Goldman Sachs has emerged as an outlier in a bruising quarter for private credit, with its Goldman Sachs Private Credit Corp fund disclosing that investors sought to redeem 4.999% of outstanding shares in the first quarter, just inside the standard 5% quarterly repurchase threshold used across much of the industry. That allowed the fund to meet all withdrawal requests in full, at a moment when several rivals have had to ration exits or lean on balance-sheet support to contain pressure.

The narrow miss matters because it comes amid a wider loss of confidence in parts of the roughly $2 trillion private credit market. Across Wall Street, concerns over valuations, transparency and the resilience of software borrowers have prompted investors to reassess exposure to illiquid lending vehicles that promise periodic liquidity but hold assets that cannot be sold quickly without cost. Reuters reported on April 2 that several funds had already capped withdrawals, while some large banks were tightening lending to the sector as the strain spread beyond fund shareholders.

Goldman’s position contrasts sharply with peers. Barings said investors in its Private Credit Corp fund sought to redeem 11.3% of shares in the first quarter, forcing it to honour only about 44.3% of each request. Blue Owl said investors asked to pull 40.7% of shares in its technology-focused OTIC vehicle and 21.9% in its larger OCIC fund. Apollo capped repurchases after requests reached about 11.2% of outstanding shares, while Ares did the same after requests climbed to roughly 11.6%. KKR also limited withdrawals after requests hit about 6.3%.

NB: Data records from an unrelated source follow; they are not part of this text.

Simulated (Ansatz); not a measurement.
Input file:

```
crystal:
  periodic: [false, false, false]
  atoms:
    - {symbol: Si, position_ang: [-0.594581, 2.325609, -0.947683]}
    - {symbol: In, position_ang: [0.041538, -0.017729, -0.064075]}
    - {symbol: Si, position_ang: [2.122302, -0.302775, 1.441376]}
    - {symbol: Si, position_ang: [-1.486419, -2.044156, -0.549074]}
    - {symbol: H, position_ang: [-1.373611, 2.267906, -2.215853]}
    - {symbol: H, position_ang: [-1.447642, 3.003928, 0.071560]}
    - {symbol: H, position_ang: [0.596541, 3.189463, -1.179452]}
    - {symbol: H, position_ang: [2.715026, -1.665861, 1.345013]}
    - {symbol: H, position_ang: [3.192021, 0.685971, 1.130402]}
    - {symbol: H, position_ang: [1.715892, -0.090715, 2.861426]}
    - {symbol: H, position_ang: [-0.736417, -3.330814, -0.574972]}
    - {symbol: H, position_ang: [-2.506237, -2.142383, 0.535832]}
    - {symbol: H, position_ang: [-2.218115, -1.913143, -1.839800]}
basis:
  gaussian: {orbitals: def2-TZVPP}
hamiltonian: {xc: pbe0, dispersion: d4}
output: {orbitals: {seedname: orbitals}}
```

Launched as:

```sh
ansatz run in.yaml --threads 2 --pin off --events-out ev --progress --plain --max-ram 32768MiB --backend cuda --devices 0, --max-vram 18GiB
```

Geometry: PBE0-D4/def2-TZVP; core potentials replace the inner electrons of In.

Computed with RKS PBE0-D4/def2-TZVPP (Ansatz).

Blackstone took a different route, permitting a larger-than-usual $3.7 billion of withdrawals from BCRED and temporarily lifting its customary quarterly cap to 7%, backed by a $400 million injection from the firm and its employees to satisfy requests. Oaktree, meanwhile, said it would meet all first-quarter redemption requests of 8.5%, with Brookfield buying an additional slice of shares to help the fund do so. Taken together, those moves show managers are responding in different ways to the same core problem: how to offer limited liquidity without undermining portfolio values or being forced into distressed asset sales.

Goldman has argued that its steadier outcome reflects structure as much as sentiment. Reuters said institutional investors account for more than 80% of Goldman Sachs Asset Management’s broader private credit platform, limiting the fund’s exposure to the sharper swings seen in vehicles aimed more heavily at retail buyers. In its shareholder materials, the firm stressed that its evergreen products make up a minority of its wider alternative credit assets and that diversified capital sources allow it to pace deployment rather than chase asset growth. The fund had also reported a 3.5% redemption rate for the fourth quarter and described February 1 as its second-strongest subscription month since launch, with $568 million of inflows.

That defence is central to Goldman’s attempt to separate itself from a broader reckoning in private lending. In public comments and filings, the firm has acknowledged that it operates in the same market as its peers, but says the distinction lies in underwriting discipline, origination breadth and a lower dependence on fast-moving retail money. Goldman also said the fund generated about $823 million in proceeds from repayments and sales of portfolio investments in the first quarter, up from $669 million in the prior quarter, while its senior direct lending platform had more than $10 billion of institutional commitments in documentation or due diligence.

One of the biggest fault lines in the sector remains software credit. Rapid advances in artificial intelligence have unsettled assumptions about which software businesses will remain defensible, intensifying scrutiny of loans underwritten on growth expectations rather than traditional cash-flow measures. Goldman said it had been assessing AI disruption risk for years and rolled out an internal framework in early 2025 to evaluate the exposure. In its market overview, it said its exposure to annual recurring revenue-based lending, payment-in-kind usage and software concentration sat at the low end of its peer group, signalling an effort to reassure investors that not all private credit managers took the same risks in the boom years.